Duty: Memoirs of a Secretary at War by Robert M. Gates
While I don’t agree with all of Robert Gates views outlined in this book, his heart and dedication to the people who serve our country is undeniable. Duty at times reads a bit like a report rather than a memoir. However Gates successfully illustrates his great compassion for the troops, dedication to the department of defense, and willingness to work across party lines. I have a new appreciation for what our troops do to defend our country because of this book. I was happy to see that during his time in office, he worked so diligently to remind others in government that our troops are people, not just numbers. They are young men and women putting their lives on the line so that we can enjoy freedom. Their needs should be met.

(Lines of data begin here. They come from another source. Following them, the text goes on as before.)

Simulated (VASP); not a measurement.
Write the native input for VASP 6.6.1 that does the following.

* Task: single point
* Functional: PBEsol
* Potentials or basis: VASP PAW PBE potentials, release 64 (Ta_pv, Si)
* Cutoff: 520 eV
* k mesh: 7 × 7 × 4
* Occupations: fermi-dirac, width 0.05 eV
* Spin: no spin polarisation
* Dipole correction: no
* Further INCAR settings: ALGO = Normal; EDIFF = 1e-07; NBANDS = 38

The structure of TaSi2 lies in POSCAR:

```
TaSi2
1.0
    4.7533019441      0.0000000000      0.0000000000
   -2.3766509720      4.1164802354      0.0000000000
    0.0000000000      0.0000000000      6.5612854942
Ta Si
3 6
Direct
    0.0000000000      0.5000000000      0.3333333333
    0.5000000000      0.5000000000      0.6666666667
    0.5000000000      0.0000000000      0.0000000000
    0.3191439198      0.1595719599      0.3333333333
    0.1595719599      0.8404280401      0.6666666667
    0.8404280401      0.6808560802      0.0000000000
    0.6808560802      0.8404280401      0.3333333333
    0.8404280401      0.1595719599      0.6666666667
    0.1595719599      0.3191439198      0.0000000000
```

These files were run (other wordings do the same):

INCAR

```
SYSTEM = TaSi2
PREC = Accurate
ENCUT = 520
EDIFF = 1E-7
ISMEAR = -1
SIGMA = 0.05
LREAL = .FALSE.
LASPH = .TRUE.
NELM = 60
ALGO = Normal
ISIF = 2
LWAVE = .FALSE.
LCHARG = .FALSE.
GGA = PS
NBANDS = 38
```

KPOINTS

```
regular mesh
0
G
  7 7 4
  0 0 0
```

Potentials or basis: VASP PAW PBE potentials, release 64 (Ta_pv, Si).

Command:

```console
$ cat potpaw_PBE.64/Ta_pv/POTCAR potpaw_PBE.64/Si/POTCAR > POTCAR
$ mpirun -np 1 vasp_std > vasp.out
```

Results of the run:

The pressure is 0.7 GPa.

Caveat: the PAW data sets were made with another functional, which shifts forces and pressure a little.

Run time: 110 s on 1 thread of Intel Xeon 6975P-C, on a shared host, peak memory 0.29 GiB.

I think my favorite parts dealt with the individual stories of soldiers that he had dealings with, as well as those moments that he spent behind closed doors with either President Bush or President Obama. I also was interested to read about the meetings with leaders from other countries in the Middle East, or in Russia, or some of the Asian countries. The comparison between the two presidents (Bush and Obama), how they worked from within the White House, as well as the personal meetings he had with them, were also interesting bits of the overall story. He had far more praise for Obama than I expected him to have. But there was some airing of complaints; I don’t think they are all that different than most of the complaints that the country has with Obama now.
While this book is a long read, and probably could have had several things cut – reading to the end was worth it. I hope you’ll take the time to check it out. It is available in print, or audiobook at the VC/UHV Library.